I joined Citrix Consulting three years ago, and one of my first projects was to deploy a moderate sized XenDesktop environment using Citrix Cloud and Azure for about 600 VDI desktops. I had not worked with either Citrix Cloud or Azure before, so the project was really interesting, and we ended up with a very pleased customer that was moving their entire infrastructure into Azure. What I did not understand then, because the size of the deployment was modest, was how different the architecture has to be if the design calls for scaling the environment to thousands of VDAs.

If your Azure deployment will scale beyond 2,500 VDAs, a multi-subscription architecture will be required and you might want to scale out the number of subscriptions even before this point. This is because, in VDI, we do a significant amount of interaction with Azure Resource Manager, including reading the power state of machines, starting machines, de-allocating machines, and creating and deleting disks. Each of these tasks requires many API calls into Azure and for a long time these API calls were the limiting factor for sizing an Azure deployment.  Microsoft now allows for these types of limits to be called against many ARM servers and I have been told these are no longer a bottleneck.  However, integration using API calls with Azure for VDI also goes against a set of lower level Resource Managers including those for Compute Resources and Storage Resources.  These integrations have now become the bottleneck for managing a VDI solution within a single subscription.  To read more about resource limits in Azure see this article – Throttling Resource Manager Requests.

Due to these limitations, Machine Creation Services (MCS) developers have built rate limits into MCS to safeguard customers. To stay under these limits, a single Azure subscription can support 2,500 desktops when integrated with Citrix Cloud and 1,000 desktops when integrated with an on-premises delivery controller.

Note: Prior to the middle of August 2021 the limit of desktops per Azure subscription was 1,200.  This was changed when using Citrix Cloud due to enhanced integration methods between MCS and Azure.

So, if a design calls for more desktops than that, you need a multi-subscription architecture. The way this is often architected is that control resources like delivery controllers or cloud connectors, StoreFront servers, ADC gateways, Director servers, licensing servers are installed into a hub subscription, which includes all central services along with being the centralized location for network traffic. The “spoke subscriptions” are created for every 1,000 (or now 2,500) desktops, and they are connected to the hub subscription using VNET Peering.

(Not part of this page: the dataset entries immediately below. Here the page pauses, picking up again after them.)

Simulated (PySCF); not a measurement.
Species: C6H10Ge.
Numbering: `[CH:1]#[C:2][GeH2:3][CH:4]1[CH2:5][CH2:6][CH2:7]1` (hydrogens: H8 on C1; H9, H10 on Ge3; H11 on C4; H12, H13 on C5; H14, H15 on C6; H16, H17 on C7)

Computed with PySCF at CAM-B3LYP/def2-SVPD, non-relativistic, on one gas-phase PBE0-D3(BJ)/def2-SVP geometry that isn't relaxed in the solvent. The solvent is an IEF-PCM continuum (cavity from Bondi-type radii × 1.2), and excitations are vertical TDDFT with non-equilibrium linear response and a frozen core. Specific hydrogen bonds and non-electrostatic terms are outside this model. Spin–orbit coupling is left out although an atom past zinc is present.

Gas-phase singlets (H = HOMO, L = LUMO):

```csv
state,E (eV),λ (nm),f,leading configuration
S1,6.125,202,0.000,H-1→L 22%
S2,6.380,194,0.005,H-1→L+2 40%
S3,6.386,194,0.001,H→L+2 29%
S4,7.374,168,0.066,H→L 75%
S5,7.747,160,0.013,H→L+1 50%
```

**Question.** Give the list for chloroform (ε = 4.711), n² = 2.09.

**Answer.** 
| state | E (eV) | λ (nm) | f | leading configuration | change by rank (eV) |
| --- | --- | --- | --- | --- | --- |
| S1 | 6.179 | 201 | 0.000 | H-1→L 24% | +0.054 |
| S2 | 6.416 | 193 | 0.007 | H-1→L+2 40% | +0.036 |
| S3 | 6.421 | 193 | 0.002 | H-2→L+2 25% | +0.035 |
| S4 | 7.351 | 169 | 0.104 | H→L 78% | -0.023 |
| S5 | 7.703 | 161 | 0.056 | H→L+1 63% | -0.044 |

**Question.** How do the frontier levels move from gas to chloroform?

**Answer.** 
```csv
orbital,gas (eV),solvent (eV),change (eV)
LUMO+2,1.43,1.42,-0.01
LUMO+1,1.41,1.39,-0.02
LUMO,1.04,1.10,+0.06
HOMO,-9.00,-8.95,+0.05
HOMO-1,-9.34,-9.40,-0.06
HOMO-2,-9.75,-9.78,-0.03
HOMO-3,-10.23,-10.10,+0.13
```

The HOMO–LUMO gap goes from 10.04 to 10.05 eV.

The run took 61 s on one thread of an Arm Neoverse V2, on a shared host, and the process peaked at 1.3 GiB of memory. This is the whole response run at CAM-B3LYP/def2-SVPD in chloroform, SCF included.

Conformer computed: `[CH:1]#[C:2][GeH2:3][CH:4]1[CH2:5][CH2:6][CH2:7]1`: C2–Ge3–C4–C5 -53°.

One design that I worked on recently looks like this:

Three XenDesktop sites were built in three separate Azure regions. Each region had a hub subscription and one to three spoke subscriptions. VNET peering was configured between each spoke subscription and the hub subscription in the same Azure region. This architecture is extensible by adding a new subscription for every additional 1,000 desktops. Each spoke site was added to a single /22 IP subnet supporting up to 1,022 desktops to make IP management easy. Each subscription will have a separate Citrix Virtual Apps and Desktops host connection. If you are using Citrix Cloud, the host connection settings should be modified as described in this great blog post by Katie Gould.

So now you know that a multi-subscription model is required for scaling VDI on Azure. But what do you do if you have already built an environment with thousands of desktops in a single Azure subscription?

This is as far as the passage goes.